I have run a simple test to check the configuration of my SPI (as close to default as possible), and I’m worried by what I see on the signals, in particular SPI_CLK
does not look healthy:
This shows a two byte transaction sending the string {0xFF, 0xAA}.
The top signal (green) is connected to SPI CS
(pin 86), the middle signal (yellow) to SPI CLK
(pin 88), and the bottom (blue) to SPI TXD
(pin 92). I am troubled by the following two details, both affecting the clock:
- The falling edge of
CS
and rising edge ofCLK
are almost synchronous, and it looks as if the hold time for the first data bit is truncated to half a clock cycle. - There is a 60ns clock glitch between the first and second bytes. This is likely to cause my target hardware trouble. (Ok, not a “glitch” as such, but definitely a drastically truncated clock pulse.)

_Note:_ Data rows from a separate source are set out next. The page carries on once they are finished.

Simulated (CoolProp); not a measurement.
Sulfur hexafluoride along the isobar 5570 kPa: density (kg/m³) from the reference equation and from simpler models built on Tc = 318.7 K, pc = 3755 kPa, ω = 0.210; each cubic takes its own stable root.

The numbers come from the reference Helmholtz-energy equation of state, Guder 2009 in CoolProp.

I’m hoping that I’ve simply misconfigured my SPI device, or perhaps am not talking to /dev/spidev1.0
correctly. My device tree is based on vf500-colibri-eval-v3.dts
, with my customisations replacing vf-colibri-eval-v3.dtsi
:
&dspi1 {
status = "okay";
spidev1: spidev@0 {
compatible = "toradex,evalspi";
reg = <0>;
spi-max-frequency = <10000000>; /* 10 MHz */
status = "okay";
};
};
and my test code is the following:
#include <stdint.h>
#include <stdio.h>
#include <stdlib.h>
#include <unistd.h>
#include <sys/types.h>
#include <sys/stat.h>
#include <fcntl.h>
#include <sys/ioctl.h>
#include <linux/spi/spidev.h>
int main(int argc, char *argv[])
{
char data[] = { 0x55, 0xAA };
struct spi_ioc_transfer command = {
.tx_buf = (intptr_t) data,
.len = 2,
};
int dev = open("/dev/spidev1.0", O_RDWR);
ioctl(dev, SPI_IOC_MESSAGE(1), &command);
close(dev);
return 0;
}
P.S. I’ve realised that my data clock is only running at 400kHz! Is this the highest available speed under 10MHz for this device?